Resolving internal audit findings
Do you have a system that monitors how internal audit findings are resolved?
The Institute of Internal Auditors (IIA) standards state, “The chief audit executive must establish and maintain a system to monitor the disposition of results communicated to management.”
Monitoring the resolution of internal audit findings and recommendations should be included in your organization’s internal audit plan, and it should be thought of as a significant control step in any internal audit activity.
Why it’s so important to resolve findings
If findings are not addressed and appropriately resolved by management, and there is inadequate follow-up, the internal audit activity could be perceived as irrelevant. No real improvements occur as a result of recommendations, so internal audit comes off as not adding value to the organization.
From an internal audit perspective, it’s your management’s responsibility to ensure internal audit findings are adequately resolved. However, the internal auditor is the one who determines whether the desired outcome was achieved and your management’s actions were enough to resolve the finding. There should be adequate procedures and controls in place to monitor and validate that your management commits to and acts on internal audit recommendations. Their responses to internal audit findings should be precise, address the root cause, and include responsible individuals and timelines for implementation.

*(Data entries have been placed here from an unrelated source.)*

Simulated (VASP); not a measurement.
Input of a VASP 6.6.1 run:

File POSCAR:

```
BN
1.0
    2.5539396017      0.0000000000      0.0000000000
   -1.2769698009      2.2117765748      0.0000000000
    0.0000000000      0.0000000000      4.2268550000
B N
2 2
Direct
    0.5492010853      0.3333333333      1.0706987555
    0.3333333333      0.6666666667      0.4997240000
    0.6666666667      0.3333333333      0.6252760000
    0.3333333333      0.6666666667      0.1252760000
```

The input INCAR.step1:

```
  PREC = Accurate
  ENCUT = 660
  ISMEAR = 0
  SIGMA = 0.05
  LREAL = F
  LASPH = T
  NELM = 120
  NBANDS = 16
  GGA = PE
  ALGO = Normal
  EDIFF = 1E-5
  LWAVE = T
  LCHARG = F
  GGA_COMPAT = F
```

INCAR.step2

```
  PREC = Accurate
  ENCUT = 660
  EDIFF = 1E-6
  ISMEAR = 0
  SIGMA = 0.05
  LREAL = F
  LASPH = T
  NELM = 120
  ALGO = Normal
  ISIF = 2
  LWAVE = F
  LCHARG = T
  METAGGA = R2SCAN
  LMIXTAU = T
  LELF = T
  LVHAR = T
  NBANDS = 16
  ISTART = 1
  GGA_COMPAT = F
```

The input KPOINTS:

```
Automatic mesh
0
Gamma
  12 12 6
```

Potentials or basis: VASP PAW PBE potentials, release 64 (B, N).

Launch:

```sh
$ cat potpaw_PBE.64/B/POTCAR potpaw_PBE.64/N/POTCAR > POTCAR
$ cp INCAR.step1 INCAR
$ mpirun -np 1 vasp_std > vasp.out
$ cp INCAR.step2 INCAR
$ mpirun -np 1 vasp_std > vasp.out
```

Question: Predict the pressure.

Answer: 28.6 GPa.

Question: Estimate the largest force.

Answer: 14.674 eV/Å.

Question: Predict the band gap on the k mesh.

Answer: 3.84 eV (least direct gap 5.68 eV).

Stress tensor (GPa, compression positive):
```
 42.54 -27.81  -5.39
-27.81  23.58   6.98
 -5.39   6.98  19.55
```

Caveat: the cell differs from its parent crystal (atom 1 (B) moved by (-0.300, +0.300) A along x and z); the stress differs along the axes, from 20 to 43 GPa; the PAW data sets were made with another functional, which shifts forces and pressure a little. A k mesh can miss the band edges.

Additionally, internal audit procedures related to management’s responses should include expectations for timing of the receipt of management responses, evaluation, verification and follow-up of the responses, as well as a process for internal audit to escalate unacceptable responses.
Seeing value in internal audit recommendations
Planning is crucial to success in monitoring outcomes of engagement recommendations. You must consider who will be responsible for monitoring and follow-up, what needs to be monitored, how often monitoring will occur, and finally the type of monitoring required. It’s important that your management be aware of and agree with what internal audit needs in order to conduct monitoring and verify the achievement of the recommendations so management actions will be accepted by internal audit.
If your management is unaware of what internal audit expects, it will be more difficult for management to meet any expectation and can result in miscommunications and re-work. This may lead to mistrust toward the internal auditor. Creating partnerships with management to work through recommendations and the actions required to resolve findings is paramount to management seeing value in those recommendations.
Establishing a tracking system
A critical process in resolving internal audit findings is establishing a findings tracking system.
An automated tracking system can be beneficial in ensuring timely follow-up occurs and is often built into most modern audit and work paper software programs. However, even manual tracking systems, such as Excel spreadsheets and calendar reminders, can provide the same level of tracking at a more reasonable cost.
Tracking systems should assist auditors in determining when follow-up should occur, which often depends on the severity of the finding and management’s proposed time frame for resolving the recommendation. More severe findings should be followed up on more frequently.
In determining appropriate follow-up and monitoring, internal audit should work with management to determine an appropriate time frame — monthly, quarterly, annually or just prior to the next audit of that area. In some instances, follow-up and resolution of audit findings could also be required prior to internal audit issuing final reports.
A findings tracking system should also provide an opportunity to document and track management’s responses to findings and follow-up communication that has occurred. This is especially important for recommendations that cannot reasonably be implemented immediately, such as those requiring capital costs or significant process enhancements.
It is also critical to document any management requests for extensions to initial time frames for resolution. Internal audit should assess and document management’s reasoning for requesting an extension to ensure it is legitimate.
There are also various types of follow-up procedures that need to be determined, including who is responsible for the follow-up that needs to occur. Will it be the process owner or management, will internal audit conduct targeted follow-up, or will an additional audit be required to determine the recommendations have been addressed? Different follow-up methods can and should be used depending on the scope of the initial audit area and the severity of findings identified.
The type of follow-up required will also depend on management’s response to the finding being addressed and the complexity of the implementation required. It would also be appropriate to mix follow-up methods to ensure adequate resolution has occurred.
Escalating concerns and increasing communication
Through monitoring and follow-up, if internal audit determines recommendations have not been resolved, or believes management is accepting too much risk, there should be established procedures for escalating these concerns to the appropriate level of senior management or the Board.
IIA Performance Standard 2600, Communicating the Acceptance of Risk, states: “When the chief audit executive concludes that management has accepted a level of risk that may be unacceptable to the organization, the chief audit executive must discuss the matter with senior management. If the chief audit executive determines that the matter has not been resolved, the chief audit executive must communicate the matter to the board.”
Internal audit standards dictate that the internal auditor is responsible for determining if management is accepting too much risk. However, management should be involved in the discussion of why the internal auditor feels a given action, or lack of action, to a recommendation is resulting in too much risk.
Often, through communication, the issue can be resolved. Ensuring management is involved in this process will help foster management acceptance of the internal audit activity and help to legitimize internal audit recommendations — helping to ensure resolutions are implemented, value is added and meaningful change results.